If a three year old is to prevail at the weekend the most likely candidate would appear to be the Ralph Beckett trained Argus. Beckett, who is enjoying such a fine season, certainly knows what is required, having trained the three year old, Come On Jonny to win in 2005. Argus who was unraced as a two year old has made steady progress in his five races, culminating with a workman like victory over course and distance two weeks ago in the race which has produced two of the last three winners. Set to race off a mark only 3lbs higher at the weekend, this well bred, and expensively bought colt, has to be on the short list.

Mark Johnston, who won with the five year old Quick Ransom in 1993, and the six year old, Yavana’s Place in 1998, tries for a third success with another seasoned campaigner, the five year old ex French gelding, Zand. A winner twice over the distance on soft ground in the French Provinces, he showed some decent form over an inadequate 10f at Newbury in September, finishing a close fifth off a mark of 92. His next two runs, both on the All Weather, at Wolverhampton and Chelmsford, were far from conclusive, as he met trouble in running on both occasions. He races on Saturday off a mark only 1lb higher than Newbury, so hailing from this yard is definitely one to keep on the right side of.

Luca Cumani’s very game four year old, Penhill, who will love the ground, ran another fine race at Haydock Park eight weeks ago when getting the better of Buonarroti off a mark of 95, getting up to win by a hard fought 1/2L. It is no certainty that the form will be confirmed on 5lbs worse terms on Saturday, and the Cumani gelding may just find his new mark of 100 a touch beyond him.

Andrew Balding’s four year old Shirocco gelding, Storm Force Ten won like a horse going places at Chester in May. Racing over 12 1/2f on soft ground he won easily, and as the third and fourth have both won four races each in the meantime, the form looks gold plated.

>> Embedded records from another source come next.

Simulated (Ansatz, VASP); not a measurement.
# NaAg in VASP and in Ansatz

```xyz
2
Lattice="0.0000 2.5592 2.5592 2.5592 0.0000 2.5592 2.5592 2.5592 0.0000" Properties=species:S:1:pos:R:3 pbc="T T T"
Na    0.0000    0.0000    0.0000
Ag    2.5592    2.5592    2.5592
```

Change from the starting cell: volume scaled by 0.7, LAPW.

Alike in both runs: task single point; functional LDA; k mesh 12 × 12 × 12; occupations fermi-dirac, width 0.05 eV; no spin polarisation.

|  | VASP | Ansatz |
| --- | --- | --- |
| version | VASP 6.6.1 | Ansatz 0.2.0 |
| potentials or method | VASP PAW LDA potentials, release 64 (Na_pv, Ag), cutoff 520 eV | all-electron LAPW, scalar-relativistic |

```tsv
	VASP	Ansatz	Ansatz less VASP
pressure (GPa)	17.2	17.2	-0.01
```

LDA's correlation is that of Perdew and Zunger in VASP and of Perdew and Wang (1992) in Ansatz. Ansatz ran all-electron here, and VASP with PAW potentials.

Off for nearly six months, he finished a disappointing 7 1/2L behind Argus a fortnight ago, but can be expected to improve for the run. He meets Argus on 3lbs better terms on Saturday, so the 20/1 available at the time of writing may represent some value.

Brian Ellison, another trainer enjoying a great season, has won the race twice, Batswing (2000) and Carte Wing (2004),and he runs the lightly raced four year old Seamour. Stamina will not be a problem as he has won twice over 16f, and neither should pace, as he showed loads of it when winning at Haydock in May.

We tipped Ellison’s Totalize for the Northumberland Plate. The soft ground he encountered when winning at Ascot seemed a positive and his sixth in the 2m2f Doncaster Cup in his most recent race can be blamed on his failure to get the trip. Only 6lbs higher than his Ascot win he does seem to have a lot in his favour and it will be surprising if he isn’t involved at the business end on Saturday.

Selection: Seamour.

E.W. : Zand.

Betting Preview Racing Post Trophy (Group1) 1m Str Doncaster

Doncaster

Deauville, a good looking bay colt, he is by Galileo out of a Danehill mare, Walklikeanegyptian, is our selection.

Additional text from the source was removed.